Baire Category Theorem This is Asaf's argument;
(ZF) If $\mathbb{R}^k$ is a countable union of closed sets, then at least one has a nonempty interior
Suppose that $(X,d)$ is a separable complete metric space, and $\{a_k\mid k\in\omega\}=D\subseteq X$ is a countable dense subset.
By contradiction assume that we can write
$X=\bigcup F_n$ where $F_n$ are closed and with empty interior, we can further assume that $F_n\subseteq F_{n+1}$.
Define by recursion the following sequence:


*

*$x_0 = a_k$ such that $k=\min\{n\mid a_n\notin F_0\}$; 

*$r_0 = \frac1{2^k}$ such that $d(F_0,x_0)>\frac1k$, since $x_0\notin F_0$ such $k$ exists.

*$x_{n+1} = a_k$ such that $k=\min\{n\mid a_n\in B(x_n,r_n)\setminus F_n\}$;

*$r_{n+1} = \frac1{2^k}$ such that $d(F_n,x_{n+1})>\frac1k$, the argument holds as before.



I understand his proof till here, ($x_n,r_n$ are well-defined recursively)
Here, I don't know how to show that $\{x_n\}$ is a Cauchy Sequence and don't understand the rest of the proof..
$\{r_n\}$ is not monotonic.
This is the first time im facing with somewhat recursion and sequence are mixed.. and i really want to understand this. Please explain the rest of the proof in detail..
I think 'understanding different proofs' is 'learning techiniques'. I don't insist on this proof, but do want to learn this technique.

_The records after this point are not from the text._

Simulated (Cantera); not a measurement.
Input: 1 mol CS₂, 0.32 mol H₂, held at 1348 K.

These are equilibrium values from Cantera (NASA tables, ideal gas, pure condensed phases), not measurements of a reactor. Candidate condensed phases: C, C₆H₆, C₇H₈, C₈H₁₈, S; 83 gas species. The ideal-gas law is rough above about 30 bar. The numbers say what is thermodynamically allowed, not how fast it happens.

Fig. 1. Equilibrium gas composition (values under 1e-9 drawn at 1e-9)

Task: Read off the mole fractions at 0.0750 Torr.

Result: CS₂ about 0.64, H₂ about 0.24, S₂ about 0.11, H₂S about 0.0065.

Latter part of the argument;
Note that $x_n$ is a Cauchy sequence, therefore it converges to a point $x$. If $x\in F_n$ for some $n$, first note that $d(x_k,F_n)\leq d(x_k,x)$, by the definition of a distance from a closed set.
If so, for some $k$ we have that $d(x,x_k)<r_n$, in particular $d(F_n,x_k)<r_n$. First we conclude that $n<k$, otherwise $d(F_n,x_n)>r_n$. Now we note that:
$$d(F_n,x_n)\leq d(x,x_n)\leq d(x,x_k)+d(x_k,x_n)\leq r_n+r_n=2r_n$$
It is not hard to see that $2r_n< d(F_n,x_n)$, which is a contradiction to the choice of $x_n$.
 A: You can change the set-up slightly so that in the recursive choices we instead take


*

*[4.] $r_{n+1} = 2^{-k}$ where $k \in \mathbb{N}$ is least such that (a) $2^{-k} < r_n$; (b) $2^{-k} < r_n - d( x_{n+1}, x_n )$; and (c) $d ( F_{n+1} , x_{n+1} ) > k^{-1}$.


(Note that since the $r_n$ are all of the form $2^{-k}$, then (a) implies that that $r_{n+1} \leq \frac{r_n}{2}$; (b) will imply that $B (x_{n+1},r_{n+1}) \subseteq B ( x_n,r_n )$, and therefore for $m < n$ we have that $d ( x_m , x_n ) \leq r_m$.)
Induction should show that $r_n \leq 2^{-n}$, and as $x_{n+1} \in B ( x_n, r_{n} )$ we have that $d ( x_{n+1} , x_n ) < r_n \leq 2^{-n}$.  From here you should be able to show that the sequence $(x_n)_n$ is Cauchy.

The basic idea is that since $(x_k)_k$ is Cauchy, it converges to some $x$.  We now want to show that $x \notin \bigcup F_n$.  So assume that $x \in F_n$ for some $n$.
As $( x_k )_k$ converges to $x$, there must be a $K$ such that $d ( x_k , x ) < r_n$ for all $k \geq K$.  Take $k = \max ( K , n + 1 )$.  Note that we also have that $d( x_k , F_n ) \leq d ( x_k , x ) < r_n$.
We'll derive a contradiction by estimating $$d ( F_n , x_n ) \leq d ( x , x_n ) \leq d ( x , x_k ) + d ( x_k , x_n ).$$


*

*From the above we have $d ( x_k , x ) < r_n$.

*Since $k > n$, by an observation above we have $d ( x_k , x_n ) \leq r_n$.


Therefore $d(F_n,x_n) \leq 2 r_n$.  However it is relatively easy to show that $2 r_n \leq n^{-1} < d ( F_n , x_n )$, as stipulated in the recursive choices!